There is no argument that the DHTC setting — on the edge of Kapi'olani Park, below one of the world's most well-known sites and steps from a beach that stirs millions of imaginations — is astonishingly beautiful.

Finding common ground to salvage a Hawai'i tennis legacy is something else again.

Those that play regularly at Diamond Head, or used to, are appalled at the state of the public courts and frustrated that their efforts to help are not always appreciated. They mourn the move of longtime City & County tennis specialist Don Andrews to the relatively new Patsy T. Mink CORP Tennis Complex and feel as abandoned as Andrews' empty, locked little office.

The city, mired in economic problems that promise to get worse, is searching for new ways to bring the courts back that don't involve the $100,000-plus commitment — per court — it would take to reconstruct Nos. 1 to 4 at the 10-court complex. They are too far gone to be resurfaced, and Nos. 8 and 9 probably are, too. Only the stadium court, redone in a USTA push in 2006, is in good shape.

Parks and Recreation director Lester Chang is researching new overlay surfaces that are not hardcourt, but can be put in for less money and guaranteed up to 25 years. The Oahu Club and Kona Village have put in Premier courts, a composite combined with acrylic coating often used for Davis Cup.

"I'm looking at trying a couple methods as a test," Chang said. "The other thing tennis players talk to me about is the consistency of the bounce, so I'm trying to keep all that in mind. I'm looking at trying to get these courts done pretty quickly, those first four for sure."

COMPLAINTS ROLL IN

Chang is talking about a matter of months. The DHTC regulars — mostly retirees in the morning and workers in the afternoon — have been complaining more than a year. They have a range of gripes that begin with the condition of the courts and include the sad state of the bathrooms, lack of maintenance and staff (since last year) and access to locked areas and equipment.
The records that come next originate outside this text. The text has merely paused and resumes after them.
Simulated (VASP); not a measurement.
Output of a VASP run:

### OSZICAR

A few have tried to keep the area up with paint and other work, and new windscreens were donated, but an organized effort like Adopt-A-Park, which has worked well at CORP and Ala Moana, and for Little League fields, has not come to fruition.

It is a dramatic departure from DHTC's storied history. Diamond Head is where Hawai'i's finest players used to flock, and some of the best in the world.

"I played Jack Kramer there, Maureen Connolly, Maria Bueno when she was No. 1 in the world," recalled retired University of Hawai'i tennis coach Jim Schwitters, a member of the Hawai'i Tennis Hall of Fame. "Movie stars played there. It was a fantastic place. I played with Bobby Riggs. One day somebody called me up and said there's a guy here who wants to beat you. I came down on my lunch hour. It was Pancho Gonzalez."

MAGICAL LOCATION

But it is the center's magical location and diversity that set it apart from pretty much any tennis complex in the world. It used to be known as the place where any tennis player could play Hawai'i's best and worst players in the same day.

It is centrally located, close for kama'aina and closer still for most tourists. Tour groups planned trips around DHTC and visitors came back year after year to pick up games on free courts in an idyllic setting. From October to April, the place was often packed with snowbird tennis players more interested in DHTC than Waikiki.

"Whenever somebody moves the headquarters of recreational tennis to Central O'ahu the focus is going to come off Diamond Head Tennis Center," said John Tullius, who has played there since 1972 and wrote a glowing article about it for Tennis Magazine years ago. "I think that's what happened. I don't think they realize what's going on and the historical significance of Diamond Head. What a wonderful place to play. Over the years many, many people played here ... Stan Smith, Arthur Ashe, Agassi, I've seen them all here. Now it's impossible. It's not a world-class facility anymore.

"Also, it was a gathering place. CORP is not a gathering place. You go to tournaments there."

STORIED HISTORY

Back in the 1960s, the four-court DHTC site was a private club. Schwitters remembers paying $14 a month to play and "all the good players were there." The city took it over in 1972 and opened it, free to the public, adding six courts.

Andrews kept it busy with tournaments and most of Hawai'i's best juniors, open and senior players came often. DHTC "adopted" UH players, Schwitters said. He also recalled playing Elston Wyatt in a state final with fans sitting on top of the women's restroom. Stanford, with Roscoe Tanner, played the 'Bows there before 800 people.

Schwitters has "never seen it in worse condition," and he is not alone. The city, which oversees more than 200 courts, is trying to change that. The USTA's Hawai'i Pacific Section wants to help, and mediate a situation that has grown difficult, according to executive director Ron Romano, himself a former DHTC regular.

"My thing is, we're here to help," Romano said. "We want to do whatever we can to bridge the gap and keep dialog going with the Parks and Recreation, and come up with a win-win solution."

Romano believes the city is now "trying to do whatever it can very quickly" to bring back the courts, which will foster good will. Beyond that, he sees the DHTC "volunteers" having a "real sense of ownership" and their willingness to work on maintaining DHTC is ideal for Adopt-A-Park.

Any step forward at this point is better than all the steps backward that have been taken the past year. Tullius, who has traveled, lived and written all over the world, believes only a few places can match DHTC's unique charms, with tennis players "hanging around" and watching good players, and older players hitting with kids.

"That spot can't be duplicated," Tullius said. "It is so beautiful, right across the street from the beach, the trees and tradewinds all right there. If the powers that be knew what was going on and the historical and social importance to the makeup of Waikiki ... it's an important element to attract tennis players. They go there and want to play tennis at Diamond Head. If it was buffed up again, hundreds and hundreds of people would be there."